Manure application considerations for this Spring
April 28, 2012
The method and timing of manure applications can make a significant difference in nutrient availability to the crop.
Traditionally most producers in the upper Midwest prefer to carry out manure applications in the fall. The potential of a very short window of opportunity for planting during a typical spring make the logistics of planting, nutrient application and tillage very difficult. This year, however, a mild winter and relatively dry spring in Minnesota is giving the opportunity to livestock producers to apply manure before planting.
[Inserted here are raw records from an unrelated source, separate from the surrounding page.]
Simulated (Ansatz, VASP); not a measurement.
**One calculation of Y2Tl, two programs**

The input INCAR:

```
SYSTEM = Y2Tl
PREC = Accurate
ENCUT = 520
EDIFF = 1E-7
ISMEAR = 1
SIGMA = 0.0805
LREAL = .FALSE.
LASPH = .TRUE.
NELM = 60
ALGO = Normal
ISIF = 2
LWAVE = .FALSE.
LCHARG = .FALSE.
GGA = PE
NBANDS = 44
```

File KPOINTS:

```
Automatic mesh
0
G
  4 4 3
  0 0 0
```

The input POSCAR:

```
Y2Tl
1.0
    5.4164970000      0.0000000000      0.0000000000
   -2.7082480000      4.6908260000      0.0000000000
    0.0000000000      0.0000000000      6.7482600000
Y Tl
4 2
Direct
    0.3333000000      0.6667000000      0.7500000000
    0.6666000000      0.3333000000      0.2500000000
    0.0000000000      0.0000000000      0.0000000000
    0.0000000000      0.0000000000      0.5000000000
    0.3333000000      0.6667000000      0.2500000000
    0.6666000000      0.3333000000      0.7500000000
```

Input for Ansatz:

Typically, farmers like to apply the nutrients as close to planting as possible. Manure applications in the spring ensure that crop nutrient uptake increases and nutrient losses due to runoff and leaching are reduced.
Manure timing guidelines
Fall applications of manure, either injected or broadcast, allow more time for the organic portions of the manure to break down before the plant needs the nutrients as compared to spring application. In contrast, fall applications also provide more time for potential loss of nitrogen. Fall applications of manure should be avoided on coarser-textured soils where leaching can be a threat to the water quality. The University of Minnesota recommends that if fall application is necessary, it should be done in late fall when soil temperatures are below 50 degrees F. Low soil temperatures prevent the nitrogen in the manure to be available for leaching losses.
Manure applied in the spring has the least amount of time for loss to occur. However, with high organic matter manures, the rapid breakdown of organic material in the spring is more likely to temporarily tie up some of the otherwise available nitrogen in the soil, creating some short-term nitrogen imbalances for manure with high levels of organic nitrogen (dairy and beef, or manure with bedding).
While winter application of manure to cropland is inevitable for a number of livestock producers, the practice is generally discouraged. First, in the winter, incorporation of the manure into the soil is not possible; therefore, most of the available, inorganic nitrogen will be lost. Second, the manure is lying on the soil surface, susceptible to movement by runoff into waterways, ditches, streams, etc. If manure must be spread in the winter, select level land and apply only conservative rates of manure to minimize nutrient concentrations susceptible for movement. In addition, avoid applying manure where tillage was performed going up and down the slope and avoid applying during times of snowmelt. With good management, winter-applied manure will provide the same P and K and about a third of the available N amounts as fall- or spring-applied manure.
Spring manure applications can increase yields
Research from the University of Minnesota Southern Research and Outreach Center (SROC) in Waseca in 1999, showed that liquid dairy and hog manures injected in April produced yields 5% higher than manures injected in September and October, the study included 7 locations in Southern Minnesota.
A 2009 study at the SROC with swine manure showed that April applications were comparable with October applications. In addition, both of those application times yielded 10 to 12 bushels per acre of corn higher than the September and August application times. The study also showed that by June, when the corn roots require more nitrogen, most of the leachable form of nitrogen (nitrate) was still in the root zone for the April timing application while the other treatments showed lower nitrate values, suggesting that nitrogen was leached during early Spring.
Of course, all of these nitrogen processes are controlled by soil type and rainfall patterns. In general, application of manure after fall harvest potentially increases the risk for overwinter nitrogen leaching losses since there is no crop present for nitrogen uptake. Simply changing the timing to a spring application seems to reduce the risk for leaching losses.
A tool to assess the nitrogen status of the fields
Use of the soil nitrate test has been fine-tuned by research and has now evolved as an accepted best management practice to improve the accuracy of making nitrogen fertilizer recommendations in Minnesota. This measure of residual or carryover nitrogen present in the soil in the form of nitrate-nitrogen can be used effectively to fine-tune the nitrogen fertilizer recommendations for a variety of crops in the state.
This test can be a great management tool for farmers applying manures. By taking a soil sample in the late fall or early spring, producers can determine how much carryover nitrate is in the soil and determine supplemental nitrogen needs for the following crop.